As a manager on Wall Street, Sue was on the losing end of two wrongful-termination suits. Both times she had fired subordinates in a way that was, in her words, “totally wrong on so many levels.”
The first suit was brought because she criticised an employee’s frequent absences saying: “Are you sure you’re really sick? Come in here and we’ll decide how sick you are and whether you should go home.” The second was a result of her critique of another employee with child care problems: “You should have thought about that before you took this job.”
What turned her around, Sue said, was an intervention. Her bosses insisted that she attend “charm school.” But if management isn’t willing to step forward at your workplace, Sue said, the trick is to “call out the behaviour in a public way, don’t just take it.”
So the worker with the smelly trash might pick it up and carry it into her tormentor’s cubicle when others are watching. And the manager who fails to answer e-mail messages should be asked in front of the chief executive, “Shall I leave a note on your desk whenever I send you an urgent e-mail since I know you get so many messages every day?”

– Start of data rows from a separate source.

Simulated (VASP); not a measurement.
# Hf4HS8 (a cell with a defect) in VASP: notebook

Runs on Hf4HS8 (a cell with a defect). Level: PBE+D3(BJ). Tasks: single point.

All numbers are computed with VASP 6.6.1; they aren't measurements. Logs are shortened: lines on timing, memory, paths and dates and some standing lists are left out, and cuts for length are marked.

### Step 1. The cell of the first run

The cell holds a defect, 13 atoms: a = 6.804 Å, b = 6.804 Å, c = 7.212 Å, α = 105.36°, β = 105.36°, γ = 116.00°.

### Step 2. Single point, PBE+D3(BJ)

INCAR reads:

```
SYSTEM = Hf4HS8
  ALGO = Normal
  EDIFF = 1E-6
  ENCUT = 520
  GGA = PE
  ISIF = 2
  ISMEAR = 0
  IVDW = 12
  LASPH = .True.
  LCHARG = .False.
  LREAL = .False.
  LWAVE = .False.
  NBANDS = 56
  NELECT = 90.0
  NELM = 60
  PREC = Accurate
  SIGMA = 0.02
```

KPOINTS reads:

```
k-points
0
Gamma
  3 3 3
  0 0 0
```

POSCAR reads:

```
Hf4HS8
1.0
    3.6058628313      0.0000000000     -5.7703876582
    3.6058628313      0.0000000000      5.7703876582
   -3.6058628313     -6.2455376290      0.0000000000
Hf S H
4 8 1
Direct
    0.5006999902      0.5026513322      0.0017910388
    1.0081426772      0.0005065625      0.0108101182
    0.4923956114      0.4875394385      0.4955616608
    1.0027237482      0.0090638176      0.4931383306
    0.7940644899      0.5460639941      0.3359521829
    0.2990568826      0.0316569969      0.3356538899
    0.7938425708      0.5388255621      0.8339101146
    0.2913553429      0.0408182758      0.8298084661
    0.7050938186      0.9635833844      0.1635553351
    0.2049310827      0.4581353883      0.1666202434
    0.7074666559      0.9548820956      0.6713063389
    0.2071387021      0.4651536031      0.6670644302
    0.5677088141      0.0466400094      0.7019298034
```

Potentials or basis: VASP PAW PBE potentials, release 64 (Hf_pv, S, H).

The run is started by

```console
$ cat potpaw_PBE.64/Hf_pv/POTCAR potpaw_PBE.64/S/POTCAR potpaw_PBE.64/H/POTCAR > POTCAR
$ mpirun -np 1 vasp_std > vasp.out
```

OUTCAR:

Dealing with relationships
If all these working relationships sound beyond repair, consider the case of Anne DeMarzo and Howard Greenberg, who met at work selling real estate in 1985, were engaged and broke things off. She accused him of loving the dog more than her. He worried that she would get old and let herself go. A few years later they became partners in DeMarzo Realty, a Manhattan brokerage. “Just because we weren’t meant for each other doesn’t mean we don’t work great together,” Greenberg said.